Why a Log Home?
Strength: Interlocking logs screwed together with 10" or 14" screws ensures one of the strongest walls possible.
- Cost: Log homes cost more initially than the average frame home. However, once the log home is dried-in, your the interior of the outside walls are finished, as well as your downstairs ceiling and beams. This can certainly save you money as you finish your home.
- Insulation: Most log walls are about R-15 to R-22; most frame homes are R-11 to R-13. Log homes by Rocky Top Log Homes are designed with R-30 insulation overhead and all upstairs exterior walls are framed with 2x6s and can have R-19 insulation installed.

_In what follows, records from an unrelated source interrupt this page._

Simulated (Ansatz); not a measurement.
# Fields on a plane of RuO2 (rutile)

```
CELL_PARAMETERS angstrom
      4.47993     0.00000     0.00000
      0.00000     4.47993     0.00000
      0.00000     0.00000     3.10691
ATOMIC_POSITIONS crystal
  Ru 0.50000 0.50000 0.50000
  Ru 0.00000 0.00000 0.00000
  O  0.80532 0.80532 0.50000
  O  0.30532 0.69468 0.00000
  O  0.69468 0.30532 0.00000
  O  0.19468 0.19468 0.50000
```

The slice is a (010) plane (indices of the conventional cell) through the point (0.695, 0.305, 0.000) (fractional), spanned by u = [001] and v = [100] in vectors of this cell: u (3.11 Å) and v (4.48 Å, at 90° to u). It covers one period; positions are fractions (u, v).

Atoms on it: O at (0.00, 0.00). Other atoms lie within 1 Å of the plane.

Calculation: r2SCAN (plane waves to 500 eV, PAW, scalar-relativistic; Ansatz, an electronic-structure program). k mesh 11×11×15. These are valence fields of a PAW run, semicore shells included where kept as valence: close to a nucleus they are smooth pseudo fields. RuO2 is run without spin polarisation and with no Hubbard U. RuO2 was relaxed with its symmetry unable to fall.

- Durability: Properly TREATED and maintained, our homes and log will last well into the future. One can obtain a 10-year warranty that will insure most everything in your new home including electrical, plumbing, appliances, etc... All of our homes' foundations are pretreated for termites
- Design: After 35 years of building and designing over 300 homes, our work is anything but ordinary. We can design a home of any size, large or small. Log homes are good starter homes. We can design a smaller, starter home that can be added onto later and allow one to still enjoy the benefits of home ownership earlier in life. Log homes are great for this! ; Starting out small can help one avoid owing one's soul to a mortgage company!
- Insurance: No problem - Don't just take our word - call your insurance agent. One very good aspect of a log home is that the kindling temperature of a 6" or 8" log is about three times greater than that of an average frame home. Even a brick home is still framed with 2x4 walls and has a lower kindling temperature. In layman's terms, the fire must be three times hotter to burn the log.